Search code examples
regexperlregex-group

Perl: How get multiple regex captures in a structured way?


I am trying to get all occurences of a group of patterns in an arbitrary string, much like this:

my $STRING = "I have a blue cat. That cat is nice, but also quite old. She is always bored.";

foreach (my @STOPS = $STRING =~ m/(?<FINAL_WORD>\w+)\.\s*(?<FIRST_WORD>\w+)/g ) {

  print Dumper \%+, \@STOPS;
}

But the outcome is not what I expected, and I don't fully understand why:

$VAR1 = {
          'FINAL_WORD' => 'old',
          'FIRST_WORD' => 'She'
        };
$VAR2 = [
          'cat',
          'That',
          'old',
          'She'
        ];
$VAR1 = {
          'FINAL_WORD' => 'old',
          'FIRST_WORD' => 'She'
        };
$VAR2 = [
          'cat',
          'That',
          'old',
          'She'
        ];
$VAR1 = {
          'FINAL_WORD' => 'old',
          'FIRST_WORD' => 'She'
        };
$VAR2 = [
          'cat',
          'That',
          'old',
          'She'
        ];
$VAR1 = {
          'FINAL_WORD' => 'old',
          'FIRST_WORD' => 'She'
        };
$VAR2 = [
          'cat',
          'That',
          'old',
          'She'
        ];

If there is no better solution I could live with what is in @STOPS in the end and omit the loop. But I would prefer to get every pair of matches separately, and I don't see a way.
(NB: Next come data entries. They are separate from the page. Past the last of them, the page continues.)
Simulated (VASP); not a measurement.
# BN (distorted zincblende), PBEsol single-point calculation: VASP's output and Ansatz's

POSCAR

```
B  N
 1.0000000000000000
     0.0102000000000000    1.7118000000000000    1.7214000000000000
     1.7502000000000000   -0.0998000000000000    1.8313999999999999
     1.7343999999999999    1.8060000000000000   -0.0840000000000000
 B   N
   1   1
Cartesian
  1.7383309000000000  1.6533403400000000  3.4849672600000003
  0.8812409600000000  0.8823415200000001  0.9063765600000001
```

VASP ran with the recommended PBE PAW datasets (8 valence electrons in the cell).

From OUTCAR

But why then is the loop executed multiple times anyway?

Thank you in advance, and Regards,

Mazze


Solution

  • You need to use a while loop not a for loop:

    while ($STRING =~ m/(?<FINAL_WORD>\w+)\.\s*(?<FIRST_WORD>\w+)/g ) {
        print Dumper \%+;
    }
    

    Output:

    $VAR1 = {
              'FIRST_WORD' => 'That',
              'FINAL_WORD' => 'cat'
            };
    $VAR1 = {
              'FIRST_WORD' => 'She',
              'FINAL_WORD' => 'old'
            };
    

    The for loop gathers all the matches at once in @STOPS and %+ is set to the last global match. The while loop allows you to iterate through each global match separately.

    According to perldoc perlretut:

    The modifier /g stands for global matching and allows the matching operator to match within a string as many times as possible. In scalar context, successive invocations against a string will have /g jump from match to match, keeping track of position in the string as it goes along. You can get or set the position with the pos() function.